BTC returns to 94,000, but the spring for primary investors will not come back.

CN
5 hours ago

The spring of one group of people is inevitably the winter of another group.

Written by: Deep Tide TechFlow

On April 23, as Trump announced a reduction in tariffs on China, this news reignited market sentiment.

Investor confidence in risk assets quickly rebounded, with BTC quietly rising by 7%, bringing the price back to $94,000.

Everything seemed to have returned overnight.

BTC is now one step closer to breaking the historical high of $100,000 set at the beginning of the year, with Twitter filled with expectations for a new bull market. Traders in the secondary market are busy chasing prices up and down, and the market seems to have returned to the frenzied spring of 2021.

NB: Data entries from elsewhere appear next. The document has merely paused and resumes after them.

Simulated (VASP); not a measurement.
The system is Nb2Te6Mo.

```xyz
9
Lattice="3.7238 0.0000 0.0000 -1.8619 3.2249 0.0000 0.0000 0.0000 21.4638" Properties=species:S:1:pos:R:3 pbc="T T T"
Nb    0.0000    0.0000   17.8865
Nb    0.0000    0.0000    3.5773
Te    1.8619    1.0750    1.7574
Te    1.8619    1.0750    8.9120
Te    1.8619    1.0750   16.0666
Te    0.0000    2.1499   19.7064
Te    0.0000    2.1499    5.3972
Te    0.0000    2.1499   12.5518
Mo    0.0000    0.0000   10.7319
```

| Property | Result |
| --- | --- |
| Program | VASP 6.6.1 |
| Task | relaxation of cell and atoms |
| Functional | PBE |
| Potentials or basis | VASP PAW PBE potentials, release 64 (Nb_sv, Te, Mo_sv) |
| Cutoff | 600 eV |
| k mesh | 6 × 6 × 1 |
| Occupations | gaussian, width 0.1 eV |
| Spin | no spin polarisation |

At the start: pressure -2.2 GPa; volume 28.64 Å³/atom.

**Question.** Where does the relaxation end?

However, this return of sentiment does not belong to everyone.

They are lively, while primary investors may remain silent in the face of signs of a bull market.

The Bull Market Dies in Lockup

The news of BTC returning to $94,000 has excited secondary market investors, but for primary market investors, this celebration feels like a distant dream.

Most of their tokens are locked up and cannot be freely traded, and the market performance over the past year has caused them significant losses.

A chart from STIX (@stix_co) reveals this harsh reality.

@stix_co is a platform focused on cryptocurrency OTC (over-the-counter) trading, providing liquidity support for locked tokens.

The chart compares the valuation changes of several tokens in May 2024 and April 2025: May 2024 represents the valuation of these tokens during OTC trading (the price at which primary investors could sell while locked), while April 2025 represents the actual valuation of these tokens in the public market (the current market price).

The results show that, on average, the valuations of these tokens have dropped by 50% within a year.

Let's look at a few specific examples.

BLAST had an OTC valuation of $250 million last year, but its current market valuation is only $30 million, a drop of 88%; EIGEN fell from $600 million to $150 million, a drop of 75%; SCR fared worse, dropping from $170 million to $25.5 million, a staggering decline of 85%.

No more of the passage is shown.